The Kenya Tea Board has announced a fall of 11.4% in tea production for the first half of 2012, a total of 158,170 tonnes against the 178,400 tonnes achieved over the same period in 2011. The Tea Board gives a full-year estimate of 360,000 tonnes, against the 2011 figure of 377,000 tonnes – a fall due mainly to the drought which raged at the beginning of the year, followed by a period of cold which hit the production zones.

Uganda experienced the same difficuties, with drought conditions obtaining in some regions from January to March 2012, and is expecting an 8% fall in production this year. George Sekitoleko, Secretary-General of the Uganda Tea Association, indicates that production in 2012 should reach 52,000 tonnes, compared to 56,000 tonnes in 2011.

Exports through the port of Mombasa, which handles tea from all East African countries, are expected to reach 207,770 tonnes for the first half of 2012, compared with 211,700 tonnes for the same period in 2011. However, this will have little financial impact because the average price of tea has increased from US$2.97 for the first 6 months of 2011, to some US$3 per kilo.

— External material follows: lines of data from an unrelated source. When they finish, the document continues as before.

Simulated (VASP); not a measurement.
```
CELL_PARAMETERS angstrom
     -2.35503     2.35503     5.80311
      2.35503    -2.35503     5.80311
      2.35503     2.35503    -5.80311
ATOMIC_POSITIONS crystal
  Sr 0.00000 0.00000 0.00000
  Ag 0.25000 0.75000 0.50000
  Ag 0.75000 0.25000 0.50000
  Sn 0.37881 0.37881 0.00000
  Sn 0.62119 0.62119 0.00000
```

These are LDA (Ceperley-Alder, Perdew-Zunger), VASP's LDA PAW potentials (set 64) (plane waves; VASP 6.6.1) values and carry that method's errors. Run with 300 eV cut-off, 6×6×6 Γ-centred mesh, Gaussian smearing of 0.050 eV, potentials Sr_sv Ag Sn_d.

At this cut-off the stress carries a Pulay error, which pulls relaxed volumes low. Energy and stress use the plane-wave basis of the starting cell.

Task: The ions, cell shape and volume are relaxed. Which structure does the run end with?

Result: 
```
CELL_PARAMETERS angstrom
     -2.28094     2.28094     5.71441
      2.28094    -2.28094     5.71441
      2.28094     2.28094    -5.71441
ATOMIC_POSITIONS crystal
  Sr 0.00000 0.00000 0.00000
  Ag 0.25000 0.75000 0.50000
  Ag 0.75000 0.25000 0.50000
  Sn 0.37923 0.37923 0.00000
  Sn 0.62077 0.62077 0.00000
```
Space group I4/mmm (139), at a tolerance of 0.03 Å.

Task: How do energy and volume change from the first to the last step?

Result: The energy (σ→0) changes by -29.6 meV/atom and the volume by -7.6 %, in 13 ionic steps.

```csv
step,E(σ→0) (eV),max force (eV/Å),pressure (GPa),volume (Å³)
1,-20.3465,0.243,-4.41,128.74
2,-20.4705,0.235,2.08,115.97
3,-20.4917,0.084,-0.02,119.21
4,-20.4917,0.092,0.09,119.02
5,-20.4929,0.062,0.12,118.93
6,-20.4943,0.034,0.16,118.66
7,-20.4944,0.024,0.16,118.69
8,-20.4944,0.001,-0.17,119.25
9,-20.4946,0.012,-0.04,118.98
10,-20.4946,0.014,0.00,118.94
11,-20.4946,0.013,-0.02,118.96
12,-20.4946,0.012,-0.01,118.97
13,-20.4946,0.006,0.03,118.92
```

The region has also managed to broaden its export markets this year – with Brazil, Togo and Cameroon now buying more tea from Kenya and the sub-region – while traditional buyers like the United Arab Emirates, Kazakhstan, Djibouti and Indonesia have also increased their purchases. However, Egypt remains the largest customer, representing 21% of exports through Mombasa in the first semester of 2012, according to the Kenya Tea Board.

A market worth highlighting is the United Arab Emirates, where tea consumption has grown by 47% and Dubai remains a major hub, re-exporting 18,000 tonnes of tea in the years 2011–2012 alone. Local consumer habits are changing: blends are currently popular and the health benefits of tea form the subject of a big marketing campaign.  

Editorial comment

The conditions recently experienced by the East African tea industry could well recur, with meteorological and climatic factors potentially becoming the source of ever more frequent and intense disruption. The three countries of East Africa have managed to extricate themselves on this occasion, but only because other important producers such as India (with an 11.5% decline in production between January and May) also experienced similarly unfavourable weather conditions. The whole of the world tea offer has suffered, hence the rise in price.

But global competition is intensifying, and the situation may not always be so kind to East Africa. To meet these new challenges, perhaps with EU support, tea currently sold in its raw state could be processed in situ to secure greater added value. Research might also be conducted into types of tea better able to resist the vagaries of climate. Insurance mechanisms could equally be put in place to ensure producers have sufficient stocks of fertiliser at their disposal to maintain levels of production, unlike the current situation in Uganda.